Exaltation of the Holy Cross (Year A) 2014

(Numbers 21: 4b-9; Philippians 2:6-11; Saint John 3:13-17)
Who can tell us about heaven?  Obviously not any Tom, Dick, or Harry. In the old dispensation Isaiah, Daniel, Baruch, and Enoch, for example, were among those said to have had heavenly visions; Elijah, we know, was taken up into heaven in a fiery chariot; while Moses spent forty days in the presence of  God on Mount Sinai before he was able to communicate God’s ‘teaching’ to Israel.  Such persons’ testimony we could understand; and we might even be prepared to give serious attention to some of the things they appreciated and found themselves able to say about heaven and heavenly matters.
Jesus, however, cannot be compared with such seers, visionaries, and prophets, even though specially chosen by God, because His association with, knowledge of, heaven is clearly something infinitely more than that learned in any of the relatively short-lived experiences or limited commissions accorded to all others:
No one has gone up to heaven except the One Who has come down from heaven, the Son of Man.
Jesus claims to be unique not only because He had been in heaven and come down from heaven, but because – even while present among us on earth – He is in heaven.  Heaven is not a place, Jesus teaches us, but a state, a state of being in God’s immediate presence; and Jesus alone knew from experience – ever current and continuous – about heaven, because He always was, even when amongst us here on earth, in His Father’s presence, with His Father.  

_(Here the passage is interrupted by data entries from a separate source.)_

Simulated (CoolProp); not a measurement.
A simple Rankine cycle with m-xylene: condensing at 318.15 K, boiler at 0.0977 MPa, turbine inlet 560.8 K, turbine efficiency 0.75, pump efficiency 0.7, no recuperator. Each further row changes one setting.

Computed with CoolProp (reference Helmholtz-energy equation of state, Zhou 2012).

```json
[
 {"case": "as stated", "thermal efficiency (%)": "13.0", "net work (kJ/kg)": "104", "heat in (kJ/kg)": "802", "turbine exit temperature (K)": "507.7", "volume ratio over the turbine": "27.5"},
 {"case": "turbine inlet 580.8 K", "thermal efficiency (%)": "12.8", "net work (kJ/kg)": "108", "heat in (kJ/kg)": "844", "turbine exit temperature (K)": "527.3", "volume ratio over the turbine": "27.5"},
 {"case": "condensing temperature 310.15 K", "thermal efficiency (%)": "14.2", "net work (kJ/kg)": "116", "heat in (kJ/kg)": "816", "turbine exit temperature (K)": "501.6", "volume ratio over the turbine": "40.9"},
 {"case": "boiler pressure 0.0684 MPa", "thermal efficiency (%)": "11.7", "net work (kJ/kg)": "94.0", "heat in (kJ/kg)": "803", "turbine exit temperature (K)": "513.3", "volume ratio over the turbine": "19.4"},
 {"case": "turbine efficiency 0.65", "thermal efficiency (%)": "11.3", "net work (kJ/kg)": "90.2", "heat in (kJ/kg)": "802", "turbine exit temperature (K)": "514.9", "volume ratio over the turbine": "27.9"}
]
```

In our Gospel reading today Nicodemus asked Jesus how men could possibly be born anew so as to be able to see the Kingdom of God.  Jesus told him how with the words:
Just as Moses lifted up the serpent in the desert, so must the Son of Man be lifted up, so that everyone who believes in Him may have eternal life.
Those words ‘the Son of Man must be lifted up’ make initial reference to Jesus  being ‘lifted up’ -- figuratively raised up heavenwards -- on the Cross of Calvary; before receiving their ultimate fulfilment in His going -- in most sublime and glorious reality -- to His Father at His Ascension.  And all this took place:
            So that everyone who believes in Him may have eternal life
The bronze-serpent symbol showed as dead the death-bringing serpent. The Cross, however, Saint Paul tells us, shows One cursed freeing us from the curse of the Law:
Christ ransomed us from the curse of the Law by becoming a curse for us, for it is written, ‘Cursed be everyone who hangs on a tree,’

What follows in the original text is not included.